Mail and Wire Fraud

Like any other type of fraud, mail and wire fraud are federal crimes. United States Code: Title 18, 1341 makes it a crime for anybody to use the U.S. mail to defraud another person. Two requirements are necessary for someone to be found guilty of this offense:

  • The person must have knowingly and willfully devised a scheme to defraud
  • The person used the U.S. postal service to accomplish this scheme

Wire fraud is defined by U.S. Code: Title 18, 1343 as a crime if someone devises or intends to devise a scheme or trick to defraud another person to obtain money or property using wire, radio, the Internet or television communication in interstate or foreign commerce. Fax machines and computers (sending emails) are included under this statute as wire fraud communication devices.

Experienced Mail and Wire Fraud Attorney

Attorney David M. Dudley has a wealth of experience in successfully defending clients against charges of mail and wire fraud. As an example, one of his clients, a lawyer, was indicted for mail and wire fraud after he filed an insurance claim, requesting he be reimbursed for his yacht, which had been destroyed by pirates in the Mediterranean Sea. A jury found him guilty.
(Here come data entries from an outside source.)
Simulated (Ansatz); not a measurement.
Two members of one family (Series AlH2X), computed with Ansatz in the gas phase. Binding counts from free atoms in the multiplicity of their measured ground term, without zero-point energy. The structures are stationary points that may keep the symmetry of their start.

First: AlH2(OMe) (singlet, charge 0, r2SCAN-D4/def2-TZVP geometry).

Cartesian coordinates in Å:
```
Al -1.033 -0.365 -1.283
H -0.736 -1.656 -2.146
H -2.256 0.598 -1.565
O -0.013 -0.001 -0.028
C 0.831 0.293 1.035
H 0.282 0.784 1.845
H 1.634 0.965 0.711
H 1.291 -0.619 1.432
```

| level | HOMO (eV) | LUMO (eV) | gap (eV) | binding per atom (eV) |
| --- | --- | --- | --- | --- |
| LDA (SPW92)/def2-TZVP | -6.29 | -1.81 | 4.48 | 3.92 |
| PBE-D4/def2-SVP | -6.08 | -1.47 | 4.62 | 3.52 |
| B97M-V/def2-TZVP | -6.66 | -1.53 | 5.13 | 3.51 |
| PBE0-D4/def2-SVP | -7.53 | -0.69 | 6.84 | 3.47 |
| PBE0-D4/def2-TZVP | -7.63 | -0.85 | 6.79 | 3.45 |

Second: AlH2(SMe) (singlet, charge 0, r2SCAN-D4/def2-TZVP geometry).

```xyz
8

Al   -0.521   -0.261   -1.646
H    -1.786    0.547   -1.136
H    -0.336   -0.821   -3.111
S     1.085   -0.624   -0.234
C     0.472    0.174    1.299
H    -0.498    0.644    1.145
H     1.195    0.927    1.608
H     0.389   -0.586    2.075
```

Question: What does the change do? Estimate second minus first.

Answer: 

When it came time for the client to be sentenced, he hired Mr. Dudley. After a series of legal actions by both Mr. Dudley and the Court, a court of appeals reversed a sentence filed against the defendant. He was then resentenced to serve a greatly reduced prison term than was originally set.

If you are facing mail and wire fraud charges, it is important that you hire an experienced and skilled mail and wire fraud attorney. Mr. Dudley has handled numerous cases involving fraud and has successfully helped to minimize many people's sentences. To schedule a consultation, contact Mr. Dudley today.

Selected Case Results: Mail and Wire Fraud

  • U.S. v. R.D.: An attorney was indicted for mail and wire fraud in federal court after filing an insurance claim for his yacht which he claimed had been destroyed by pirates in the Mediterranean Sea. Convicted at trial, the defendant hired Mr. Dudley for sentencing. At the sentencing hearing, Attorney Dudley persuaded the court to impose a prison term significantly less than that which both the government and the PSR had recommended. In the process, however, the court rejected the defense contention that a two-point upward guideline adjustment did not apply. The court of appeals later agreed with that argument and REVERSED the defendant's sentence. A subsequent resentencing resulted in the defendant's prison term being reduced.
  • U.S. v. R.Y.: While directing a telemarketing operation, the defendant sold worthless art to consumers under false pretenses. According to the federal government, which indicted him for mail and wire fraud, the defendant's conduct cost his victims over $7,000,000. After negotiating a plea agreement which held him accountable for several million dollars less than that, the defense persuaded the district court to impose a sentence of 60 months, a term far lower than that which he was originally facing.